|
Understanding Federated Unlearning through the Lens of Memorization |
Soundness: 3: good
Presentation: 2: fair
Contribution: 3: good
Rating: 6: marginally above the acceptance threshold
Confidence: 2: You are willing to defend your assessment, but it is quite likely that you did not understand the central parts of the submission or that you are unfamiliar with some pieces of related work. Math/other details were not carefully checked. |
This paper re-examines federated unlearning through the lens of memorization, arguing that common metrics cannot verify whether client-specific information is truly removed. It introduces Grouped Memorization Evaluation (GME): estimate per-sample memorization via multiple retrainings, group the to-be-forgotten samples by score, and contrast “unlearning vs. retraining” within groups for fine-grained assessment. The method FedMemEraser identifies potentially memorization-bearing redundant parameters using the remaining clients’ average gradients, resets them, and fine-tunes only on remaining clients to restore generalization. Experiments on CIFAR-10/100 and EMNIST evaluate GME effectiveness, test performance, local fairness, and time/communication cost.
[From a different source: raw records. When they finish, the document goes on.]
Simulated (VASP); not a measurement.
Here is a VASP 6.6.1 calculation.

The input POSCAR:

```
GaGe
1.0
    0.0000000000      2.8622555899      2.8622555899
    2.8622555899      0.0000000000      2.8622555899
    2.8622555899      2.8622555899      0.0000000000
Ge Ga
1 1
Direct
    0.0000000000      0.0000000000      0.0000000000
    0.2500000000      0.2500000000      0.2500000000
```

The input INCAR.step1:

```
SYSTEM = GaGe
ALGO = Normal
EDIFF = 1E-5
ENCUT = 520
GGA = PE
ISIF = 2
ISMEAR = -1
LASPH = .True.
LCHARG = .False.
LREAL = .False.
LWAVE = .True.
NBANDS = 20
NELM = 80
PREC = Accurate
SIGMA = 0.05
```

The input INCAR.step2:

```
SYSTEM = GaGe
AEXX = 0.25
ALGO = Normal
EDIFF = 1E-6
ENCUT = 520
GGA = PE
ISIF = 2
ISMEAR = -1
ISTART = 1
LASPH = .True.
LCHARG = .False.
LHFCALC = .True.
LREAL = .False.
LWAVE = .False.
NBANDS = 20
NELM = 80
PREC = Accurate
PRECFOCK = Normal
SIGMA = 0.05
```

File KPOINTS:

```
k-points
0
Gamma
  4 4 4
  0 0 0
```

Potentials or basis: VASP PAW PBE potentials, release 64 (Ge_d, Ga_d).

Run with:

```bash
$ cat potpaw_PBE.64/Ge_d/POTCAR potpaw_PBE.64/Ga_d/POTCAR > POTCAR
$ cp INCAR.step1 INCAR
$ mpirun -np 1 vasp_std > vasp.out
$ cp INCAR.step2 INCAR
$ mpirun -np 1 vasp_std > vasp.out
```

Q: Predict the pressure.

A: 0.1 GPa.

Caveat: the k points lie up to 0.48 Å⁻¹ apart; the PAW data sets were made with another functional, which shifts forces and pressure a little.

Clear problem reframing and definitions. The decomposition into shared Fg vs. memorized Fm information provides a precise target for Fu and explains why removing overlap harms generalization and fairness. Additionally, the formal “federated memorization unlearning” definition is clean and intuitive.
Evaluation innovation. Grouped Memorization Evaluation (GME) directly probes whether high-memorization examples in Du are “forgotten,” enabling fine-grained, content-aware assessment beyond global accuracy or distance metrics—addressing known shortcomings of prior FU evaluations.
Simple, FL-compatible method. FedMemEraser requires only server-side aggregation of client gradients already present in FL to locate low-update (redundant) parameters, followed by reinit + fine-tuning. This simplicity is attractive and appears robust to both IID and non-IID data.
Broad evaluation coverage. Beyond Grouped Memorization Evaluation and test accuracy, it also reports local fairness and time/convergence behavior.
Cost and practicality of Grouped Memorization Evaluation (GME). The memorization score requires training J retrained models without Du to estimate probabilities, which is computationally heavy and may be impractical for large-scale FL. The paper should clarify how J is set.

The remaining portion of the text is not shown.